Several wind power projects have missed their completion deadlines. Wind energy companies (developers) blame the delay mainly on non-availability of land.
Ever since wind power projects began in February 2017 to be awarded through auctions to energy companies on the basis of who offers to sell power at the lowest prices, there have been 16 successful auctions so far (not counting the cancelled ones). Eighty projects, worth 14,412.64 MW of capacity have been awarded to wind developers.
Each auction has its own deadline for completion of projects awarded under it. By now, 5,087 MW of projects should have come up, against which the achievement is 1,707 MW.
Of the 14,412 MW awarded, 9,370 MW were through eight successful auctions of SECI, a government of India-owned company meant to foster development of renewable energy projects in the country. SECI buys power from wind (and solar) companies and sells the power to electricity distribution companies (discoms) in non-windy States, under back-to-back agreements with the discoms.

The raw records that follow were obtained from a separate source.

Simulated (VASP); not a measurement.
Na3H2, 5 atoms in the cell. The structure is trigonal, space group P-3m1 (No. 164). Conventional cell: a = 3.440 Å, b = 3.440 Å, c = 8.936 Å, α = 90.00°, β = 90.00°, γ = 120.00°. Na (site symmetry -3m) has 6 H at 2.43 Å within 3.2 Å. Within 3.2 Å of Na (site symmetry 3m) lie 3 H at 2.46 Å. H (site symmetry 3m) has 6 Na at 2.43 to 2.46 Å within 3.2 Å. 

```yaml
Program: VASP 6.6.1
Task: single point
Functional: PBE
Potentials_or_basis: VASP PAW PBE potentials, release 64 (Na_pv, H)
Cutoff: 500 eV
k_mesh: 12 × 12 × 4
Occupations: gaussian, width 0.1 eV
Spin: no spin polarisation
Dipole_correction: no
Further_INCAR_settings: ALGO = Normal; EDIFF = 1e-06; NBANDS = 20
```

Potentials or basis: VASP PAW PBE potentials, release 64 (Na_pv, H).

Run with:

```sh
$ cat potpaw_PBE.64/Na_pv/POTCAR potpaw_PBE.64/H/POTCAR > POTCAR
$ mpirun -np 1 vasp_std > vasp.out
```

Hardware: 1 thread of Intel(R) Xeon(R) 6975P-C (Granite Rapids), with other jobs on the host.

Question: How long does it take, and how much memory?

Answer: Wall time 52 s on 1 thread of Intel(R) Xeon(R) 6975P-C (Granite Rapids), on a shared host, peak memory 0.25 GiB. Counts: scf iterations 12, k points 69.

Under the SECI auctions, a developer could put up his project at a place of his choice – the company would get paid the agreed per-kWhr tariff for the electricity delivered at the agreed sub-station.
As the competitively-determined tariffs squeezed margins, most developers opted to put up their projects in the two windiest States of India – Tamil Nadu and Gujarat. Out of the 31 projects awarded under the first five SECI auctions, (for which developers have disclosed the States of choice), 21 opted for Gujarat, 9 Tamil Nadu and one Karnataka.
An overwhelmed Gujarat government felt it was not all right that 21 projects worth 4,975 MW should take up its windiest sites and all the cheap power should go to other States. So, it put the stopper on allocation of land, wanting to reserve the lands for itself. The projects got stuck.
BusinessLine learns that a high-level meeting between Gujarat and the Ministry of New and Renewable Energy took place in Delhi on Wednesday to find a solution to this problem.
In Tamil Nadu too, land issues have cropped up. The State is refusing to let wind turbines be put on agricultural lands. Many in the industry believe there is more to it than meets the eye.
The deadlines for the other projects are closing in. As much as 2,950 MW of SECI IV and V and 500 MW of Maharashtra are scheduled to come up in calender 2020. If the land issue doesn’t get sorted out, there is no hope in hell that they would.
Nor can the developers move to elsewhere because other States have fewer wind resources, which will affect power generation and hence viability.